[YouTube] Catch RegexException in subscriber count extractor #1238

afontenot · 2024-11-02T17:43:38Z

When the subscriber count extraction fails to find the Regex pattern, a RegexException is thrown. This is not a fatal error in most cases, for example when downloading the channel page in order to update the user's subscriptions, and so the correct behavior is to return UNKNOWN_SUBSCRIBER_COUNT.

Related issue: TeamNewPipe/NewPipe#11353.

This bug comprises two issues: subscribers cannot be extracted for channels with pronoun tags, and when the RegexException is thrown, channel subscriptions will fail to update because the exception is uncaught. This commit fixes the latter aspect of the issue.

Please see my comment on the issue for suggestions on how the former issue with scraping the pronoun tags might be fixed.

I carefully read the contribution guidelines and agree to them.
I have tested the API against NewPipe.
I agree to create a pull request for NewPipe as soon as possible to make it compatible with the changed API.

Note that the last point above is not applicable to this PR, as the API does not change.
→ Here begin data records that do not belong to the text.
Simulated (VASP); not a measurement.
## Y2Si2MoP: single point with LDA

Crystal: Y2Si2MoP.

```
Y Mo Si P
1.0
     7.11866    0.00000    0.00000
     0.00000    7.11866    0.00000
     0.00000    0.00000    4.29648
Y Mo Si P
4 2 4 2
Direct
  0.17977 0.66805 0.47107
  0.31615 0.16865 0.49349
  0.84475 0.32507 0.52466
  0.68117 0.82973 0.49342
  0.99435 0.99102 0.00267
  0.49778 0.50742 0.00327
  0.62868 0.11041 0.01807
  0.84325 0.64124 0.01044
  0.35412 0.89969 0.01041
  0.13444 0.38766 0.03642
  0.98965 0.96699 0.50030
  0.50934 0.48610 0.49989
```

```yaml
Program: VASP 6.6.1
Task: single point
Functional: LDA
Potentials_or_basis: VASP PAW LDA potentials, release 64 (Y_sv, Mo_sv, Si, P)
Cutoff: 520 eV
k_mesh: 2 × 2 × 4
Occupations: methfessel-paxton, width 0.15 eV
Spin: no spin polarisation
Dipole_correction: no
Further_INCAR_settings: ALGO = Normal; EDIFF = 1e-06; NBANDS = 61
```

When the subscriber count extraction fails to find the Regex pattern, a RegexException is thrown. This is not a fatal error in most cases, for example when downloading the channel page in order to update the user's subscriptions, and so the correct behavior is to return UNKNOWN_SUBSCRIBER_COUNT. Related issue: TeamNewPipe/NewPipe#11353. This bug comprises two issues: subscribers cannot be extracted for channels with pronoun tags, and when the RegexException is thrown, channel subscriptions will fail to update because the exception is uncaught. This commit fixes the latter aspect of the issue.

afontenot · 2024-11-02T17:49:25Z

My comment where I identify the probable source of the parsing issue is here: TeamNewPipe/NewPipe#11353 (comment)

afontenot · 2024-11-04T21:58:16Z

I had a look at the CI failures and they seem clearly unrelated to my changes. Probably just flaky tests.

afontenot · 2025-02-13T22:56:41Z

Is there anything I can do to move this PR forward? It's a straightforward fix for a crash that continues to exist in the latest versions of NewPipe.

Stypox · 2025-02-16T21:25:36Z

Sorry for not looking at this earlier and thank you for the ping. Thank you for looking into this; I am closing this PR for the two reasons below, though you are welcome to open a new PR for the first one :-)

subscribers cannot be extracted for channels with pronoun tags

This should be fixed by detecting pronoun tags and returning UNKNOWN_SUBSCRIBER_COUNT in that case. Please open a separate PR for this, if it has not already been fixed in the meantime :-)

channel subscriptions will fail to update because the exception is uncaught

The exception is not actually uncaught, but is caught here. The error is added to a list of non-critical errors. NewPipe already handles those errors nicely:

collecting all of the errors from a single channel in a list: see here
then saving in the database the obtained items independently of whether there were errors or not: see here
finally, if there are errors, the subscription is marked as outdated as one of the errors could indicate that not all channel tabs or not all items were extracted: see here

Therefore I think this is already working as intended, but maybe we should change the UI for when a subscription was partially loaded (i.e. non-critical errors) vs when it was not loaded at all (i.e. critical error).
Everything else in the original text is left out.